It seems there were so many voices, some good, some bad, some Harvard--see September Lampoon--when the Repertory Theatre Company opened its eleventh season last Monday night with the usual number of congratulatory telegrams and stiff shirts present. The trick was to distinguish the "voice crying in the wilderness" from the ordinary run of moans and groans, and that takes practice. It was quite a game and went on for seven periods, or episodes, as they are designated in the theatre rule book. The audience fought gamely but after all, seven is several too many.

The custom as well as the privilege of a drama uplift organization like the Repertory is to bite off larger pieces than it can chew. "John The Baptist," adapted by Frances Jewett from the "Johanues" of Hermann Sudermann, turned out to be quite a mouthful and was mangled with more or less success. The theme is worthy of the effort and one can admire the courage if not the discretion of the Repertory players in attempting it. The result to be truthful, was hard to digest.

The story of the Baptist-Prophet, is undoubtedly fraught with emotionalism, and the intensity of feeling, the suffering and anticipation which permeate the facts of his life, and the lives of his followers, were in some measure caught by Sudermann. The Repertory version catches even less of that spirit. Melo-drama vies with the ridiculous, approaching farce, where only dignity and religious feeling were intended. The mania for making the unreal appear real, for putting Hamlet in plus fours, can amuse but hardly impress. Perhaps there were wise-cracking merchants in Israel but we can't believe they had Irish-Mayfair-Swedish brogues.
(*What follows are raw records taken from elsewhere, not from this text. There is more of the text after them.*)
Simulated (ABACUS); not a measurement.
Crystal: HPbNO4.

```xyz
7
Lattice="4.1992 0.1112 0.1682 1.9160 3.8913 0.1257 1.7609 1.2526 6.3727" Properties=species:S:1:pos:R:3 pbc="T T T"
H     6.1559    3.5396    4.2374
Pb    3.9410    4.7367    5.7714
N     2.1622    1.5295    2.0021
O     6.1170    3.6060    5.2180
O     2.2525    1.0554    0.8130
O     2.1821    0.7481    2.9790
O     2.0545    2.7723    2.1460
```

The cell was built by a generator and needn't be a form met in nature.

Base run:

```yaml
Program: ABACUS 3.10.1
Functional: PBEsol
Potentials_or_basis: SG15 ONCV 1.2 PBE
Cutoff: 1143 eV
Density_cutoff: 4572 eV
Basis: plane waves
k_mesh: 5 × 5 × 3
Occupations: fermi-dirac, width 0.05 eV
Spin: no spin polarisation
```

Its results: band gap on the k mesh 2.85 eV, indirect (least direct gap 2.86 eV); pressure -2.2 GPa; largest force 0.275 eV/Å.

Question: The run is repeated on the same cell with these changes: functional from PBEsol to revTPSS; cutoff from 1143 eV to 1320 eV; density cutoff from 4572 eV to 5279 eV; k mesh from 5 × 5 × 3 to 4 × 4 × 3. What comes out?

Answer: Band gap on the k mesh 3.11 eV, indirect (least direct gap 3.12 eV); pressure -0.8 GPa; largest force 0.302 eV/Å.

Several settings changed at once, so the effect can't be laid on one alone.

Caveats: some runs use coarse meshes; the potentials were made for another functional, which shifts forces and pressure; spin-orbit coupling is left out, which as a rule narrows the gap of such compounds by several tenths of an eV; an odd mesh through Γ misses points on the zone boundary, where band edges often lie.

Mr. Henry Jewett tried manfully to bear the title role and came even closer to success than did all his supporters down to the Harvard super pilgrims. His appearance was all that could be asked for, his eye wild enough; and his voice smacked somewhat of the wilderness, but the total effect was unconvincing. The part requires too long a performance of sustained excellence. Miss Francesca Braggiotti, to come to the more important matter of Salome and the Seven Veils, was not quite all we dropped for from that mad, bad daughter of Herodias. To give credit where credit is due, her dancing far surpassed her acting, although in a fury--which seems to have been Salome's favorite mood--she was as sibilant as a cage full of pythons.